The 'Special Relationship' is in Trouble

The 'Special Relationship' is in Trouble

And that's bad news for London.

 

President Barack Obama was no great Anglophile. As a young man, he had the misfortune of attending a British stag do—what you Americans call a bachelor party—so he’d seen us at our worst. The son of a Kenyan, Obama seemed anticolonialist and suspicious of limey arrogance. At the start of his presidency, he upset a lot of ‘Special Relationship’ enthusiasts when a Joseph Epstein bust of Winston Churchill was removed from the Oval Office. Quite how directly Obama was involved in that decision remains a moot point. But it was enough to hurt delicate British feelings.

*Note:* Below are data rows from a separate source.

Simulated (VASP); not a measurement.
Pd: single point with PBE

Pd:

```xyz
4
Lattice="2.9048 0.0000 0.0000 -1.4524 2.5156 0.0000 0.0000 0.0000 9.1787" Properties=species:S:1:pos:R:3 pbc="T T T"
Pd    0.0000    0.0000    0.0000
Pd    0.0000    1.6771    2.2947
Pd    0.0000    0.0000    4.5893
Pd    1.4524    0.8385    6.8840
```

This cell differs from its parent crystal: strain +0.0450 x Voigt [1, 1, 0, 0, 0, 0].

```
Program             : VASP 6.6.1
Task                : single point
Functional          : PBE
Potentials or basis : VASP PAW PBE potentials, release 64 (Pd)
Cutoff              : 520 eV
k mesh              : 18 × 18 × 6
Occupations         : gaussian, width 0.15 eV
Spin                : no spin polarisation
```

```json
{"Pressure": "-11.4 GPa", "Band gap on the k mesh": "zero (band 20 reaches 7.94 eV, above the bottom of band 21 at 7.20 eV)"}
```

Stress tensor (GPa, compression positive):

Towards the end of his presidency, Obama again irritated British patriots by interfering in our referendum on Europe: Britain, he said, would be at the ‘back of the queue’ for trade talks if we elected to ‘Brexit’—that is, leave the European Union.

 

For all that, however, Obama always maintained highly cordial relations with the British government: he and our former Prime Minister David Cameron always got on. Obama joined the disastrous Libya intervention in large part because Cameron pressed him into it. He may have been reflexively anti-Limey: but his administration never let that show.

Donald Trump seems the opposite. Within hours of Trump’s inauguration on January 20 last year, the Churchill bust, by now a symbol of the health of the ‘Special Relationship’, had reappeared in the Oval Office—apparently at the suggestion of Nigel Farage, the leading Brexiteer, who had campaigned for Trump in 2016. This prompted excitement among British jingoists: Trump was an Anglophile! His mother was Scottish and a monarchist! At his Turnberry golf course the day after Brexit, Trump had told us how ‘she loved the ceremonial and the beauty, coz nobody does that quite like the English.’ He’d also expressed great enthusiasm for Brexit, which he seemed to think a great historical turning point—like his election, a hammerblow against the globalist elites. He promised, contra Obama, that Brexit Britain would be ‘first in the queue.’ In Trump’s eyes, it seemed, the EU was a protection racket for German manufacturing. Britain was ‘so smart for getting out,’ he says. Trump promised a ‘beautiful’ U.S.-UK trade deal would be easily and almost instantly struck.

Everything began to look rosy in the garden of the special relationship. Our prime minister, Theresa May, became one of the first foreign leaders to meet Trump, and invited him to Britain. The two briefly held hands outside the White House. Populist nationalists talked of May as if she were Thatcher to Trump’s Reagan. May’s international Brexit advisers, Boris Johnson and Liam Fox, began working closely with the U.S. government to achieve that ‘beautiful’ trade deal.

The trouble, however, was that a huge number of Brits, like a huge number of Americans, found Donald Trump so repulsive that they can't tolerate the idea of him as leader of the free world. May was called ‘Theresa the appeaser’ for having courted him. Resisting the Trump visit became a rallying call for the British left—and a way of sticking one in the eye of the Brexiteers. More than two million people signed a petition demanding that Trump’s visit be downgraded from state to ‘official’ visit, meaning he would not travel down the Mall in an open carriage with Elizabeth II and the Household Cavalry or spend a night in Buckingham Palace. (Even left-wing Brits think such things are tremendously important.)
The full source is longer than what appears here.